Energy Density Within Dielectric Medium

Consider a system of free charges embedded in a dielectric medium. The increase in the total energy when a small amount of free charge $\delta\rho_f$ is added to the system is given by

$$\delta U = \int_V \phi \,\delta\rho_f \,dV,$$ (559)

where the integral is taken over all space, and $\phi({\bf r})$ is the electrostatic potential. Here, it is assumed that the original charges and the dielectric are held fixed, so that no mechanical work is performed. It follows from Equation (501) that

$$\delta U = \int_V \phi\,\nabla \cdot\delta {\bf D}\,dV,$$ (560)

where $\delta{\bf D}$ is the change in the electric displacement associated with the charge increment. Now, the above equation can also be written

$$\delta U = \int_V \nabla \cdot (\phi\,\delta{\bf D})\,dV - \int_V \nabla\phi \cdot\delta{\bf D}\,dV,$$ (561)

giving

$$\delta U = \int_S \phi\, \delta{\bf D}\cdot d{\bf S} - \int_V \nabla\phi\cdot\delta{\bf D}\,dV,$$ (562)

where use has been made of the divergence theorem. If the dielectric medium is of finite spatial extent then we can neglect the surface term to give

$$\delta U = -\int_V\nabla\phi \cdot \delta{\bf D}\,dV = \int_V {\bf E}\cdot \delta {\bf D}\,dV.$$ (563)
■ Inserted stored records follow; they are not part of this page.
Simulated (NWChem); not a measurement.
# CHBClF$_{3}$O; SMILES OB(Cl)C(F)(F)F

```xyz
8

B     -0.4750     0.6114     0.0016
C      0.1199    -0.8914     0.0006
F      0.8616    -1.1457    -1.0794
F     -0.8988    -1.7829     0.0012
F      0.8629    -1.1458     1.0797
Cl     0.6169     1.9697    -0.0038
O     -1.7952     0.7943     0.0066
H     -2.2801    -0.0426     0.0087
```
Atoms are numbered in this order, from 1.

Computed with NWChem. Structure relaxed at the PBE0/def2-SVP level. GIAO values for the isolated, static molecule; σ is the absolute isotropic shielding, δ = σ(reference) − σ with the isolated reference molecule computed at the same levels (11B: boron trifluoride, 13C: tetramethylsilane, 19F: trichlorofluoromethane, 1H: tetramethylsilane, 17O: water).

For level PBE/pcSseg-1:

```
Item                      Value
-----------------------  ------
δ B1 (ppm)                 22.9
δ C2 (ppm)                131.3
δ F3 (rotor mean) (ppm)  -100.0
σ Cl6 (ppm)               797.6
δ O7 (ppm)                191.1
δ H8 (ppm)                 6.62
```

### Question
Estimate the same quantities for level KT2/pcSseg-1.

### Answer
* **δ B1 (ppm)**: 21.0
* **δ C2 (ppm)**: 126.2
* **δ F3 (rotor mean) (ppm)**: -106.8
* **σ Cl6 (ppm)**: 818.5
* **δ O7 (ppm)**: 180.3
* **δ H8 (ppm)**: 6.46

This energy increment cannot be integrated unless ${\bf E}$ is a known function of ${\bf D}$ . Let us adopt the conventional approach, and assume that ${\bf D} =\epsilon_0 \,\epsilon\, {\bf E}$ , where the dielectric constant $\epsilon$ is independent of the electric field. The change in energy associated with taking the displacement field from zero to ${\bf D}({\bf r})$ at all points in space is given by

$$U = \int_{\bf0}^{\bf D} \delta U = \int_{\bf0}^{\bf D }\int_V {\bf E} \cdot \delta{\bf D}\,dV,$$ (564)

or

$$U = \int_V \int_0^E \frac{\epsilon_0\,\epsilon \,\delta (E^{\,2})}{2}\,dV = \frac{1}{2} \int_V \epsilon_0\,\epsilon\, E^{\,2}\,dV,$$ (565)

which reduces to

$$U = \frac{1}{2} \int_V {\bf E}\cdot{\bf D}\,dV.$$ (566)

Thus, the electrostatic energy density inside a dielectric is given by

$$W = \frac{1}{2}\,{\bf E}\cdot{\bf D}.$$ (567)

This is a standard result that is often quoted in textbooks. Nevertheless, it is important to realize that the above formula is only valid in dielectric media in which the electric displacement, ${\bf D}$ , varies linearly with the electric field, ${\bf E}$ .